Let’s say cash earns 3 percent nominal in a normal environment and inflation is 2 percent. 

That means your real return is one percent, taking the difference between the two. That’s not a lot, but you know that you’ll at least preserve your wealth in cash plus earn a small spread assuming inflation remains under the nominal return or if the nominal return increases. 

However, when interest rates hit zero for cash and close down to those levels for nominal rate bonds, that puts asset allocators in a quagmire. 

Central banks will always target a somewhat positive inflation rate. So zero percent cash and bonds (or negative in some jurisdictions) face negative real returns – i.e., nominal returns minus inflation. 

The entire idea of putting your money to work in trading, investing, or in any business pursuit is to get more money back in return. 

Real returns are important to consider. Returns are not just nominal returns; there’s the additional component of the currency’s value. 

The value of nominal dollars or any nominal monetary amount decreases over time because of inflation. 

You can make five percent nominal, but if the value of the money those returns are denominated in are declining by an equal amount each year – i.e., a five percent inflation rate – no real wealth is being created. If inflation exceeds the nominal return, then wealth (spending power) is being destroyed.

 

Unifying fiscal and monetary policy

When cash and bonds rates are at or about zero, traditional monetary policy has lost its stimulative capacity. More of the burden for stimulating the economy moves toward fiscal policy with the central bank backstopping those measures.

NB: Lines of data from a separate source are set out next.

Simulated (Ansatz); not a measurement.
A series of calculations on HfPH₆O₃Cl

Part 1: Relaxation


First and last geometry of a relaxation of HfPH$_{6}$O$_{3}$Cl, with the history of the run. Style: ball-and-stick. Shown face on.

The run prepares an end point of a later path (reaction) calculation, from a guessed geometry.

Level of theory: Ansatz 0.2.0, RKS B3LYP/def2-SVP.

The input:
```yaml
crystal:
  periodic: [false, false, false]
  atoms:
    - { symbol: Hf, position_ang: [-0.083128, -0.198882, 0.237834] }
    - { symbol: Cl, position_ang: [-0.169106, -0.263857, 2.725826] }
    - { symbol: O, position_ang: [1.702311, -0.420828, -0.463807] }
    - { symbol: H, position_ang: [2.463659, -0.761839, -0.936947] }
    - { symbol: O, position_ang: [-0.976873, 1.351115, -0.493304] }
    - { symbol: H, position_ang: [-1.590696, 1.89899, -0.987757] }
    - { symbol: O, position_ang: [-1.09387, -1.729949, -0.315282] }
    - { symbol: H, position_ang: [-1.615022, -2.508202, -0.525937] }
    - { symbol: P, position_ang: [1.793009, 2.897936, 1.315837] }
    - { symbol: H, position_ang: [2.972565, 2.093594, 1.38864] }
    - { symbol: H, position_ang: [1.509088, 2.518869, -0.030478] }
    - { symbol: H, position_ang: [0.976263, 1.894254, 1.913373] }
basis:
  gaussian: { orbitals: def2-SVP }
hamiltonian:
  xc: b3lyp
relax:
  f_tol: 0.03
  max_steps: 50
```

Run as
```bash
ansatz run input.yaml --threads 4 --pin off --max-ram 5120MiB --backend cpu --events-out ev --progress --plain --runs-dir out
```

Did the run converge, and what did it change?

This means more money creation, which in turn makes cash unattractive. They’re printing a lot of it and the real yield on it is low – i.e., the nominal yield is less than the rate of inflation. 

Cash is a source of wealth destruction. That also spreads to bonds, which locks in the terrible real returns. 

It can also spread to stocks. A negative real yield on stocks occurs when inflation is higher than the inverse of the P/E ratio.

If the P/E ratio is 30x in a select basket of stocks, that means it takes 30 years to make your money back based on the current price relative to the estimated forward year’s earnings. 

The inverse of that earnings ratio is just the yield or return. One divided by 30 is about 3.3 percent.

If inflation is higher than that 3.3 percent, the stock(s) has a negative real return. 

 

S&P 500 vs. Real Earnings Yield

S&P 500 vs. Real Earnings Yield

 

If you’re a trader or investor, you have to be concerned about the idea of holding any asset that yields negatively in real terms. 

It’s especially true when you’re hanging out in an asset class that’s as volatile as equities are. 

So, it’s possible for cash, bonds, and stocks to be bad at the same time. 

That’s why stocks tend to react negatively to higher-than-expected inflation readings. 

It reduces their real yields. Moreover, it can increase the probability of interest rate hikes by central banks. That makes cash scarcer and a higher yielding asset, and reduces the availability of credit. It creates competition for riskier assets. 

So, you generally don’t want to hold assets that yield negatively, whether that means cash, bonds, or even potentially equities. 

Moreover, when rates are very low, the duration of assets is very long, which makes them more sensitive to changes in rates. A reversal of the low rate regime is most likely when inflation runs above expectations and there’s a lot of excess price pressure in the real economy

 

Deficits and addiction to negative real rates make alternative stores of value good to own

When a country is running deficits (trade and/or fiscal) and offering negative real rates on their debt and liabilities to keep everything going, alternative wealth store-holds are increasingly attractive.

It also causes problems for the country doing these things because negative real yields signal holding your wealth in these things causes wealth destruction.

The incentives of those in government have a lot to do with the chronically indebted environment. 

Most people pay attention to what they can get and pay much less attention to where the money will come from to pay for it all (productivity). Accordingly, there are strong incentives from elected leaders to spend a lot of borrowed money and make a lot of promises to give voters what they want and to take on debt and other forms of liabilities that will cause problems going forward. 

 

Inflation protection assets: Considering your options

International markets

First, recognize that not all of the world is the US or developed markets. 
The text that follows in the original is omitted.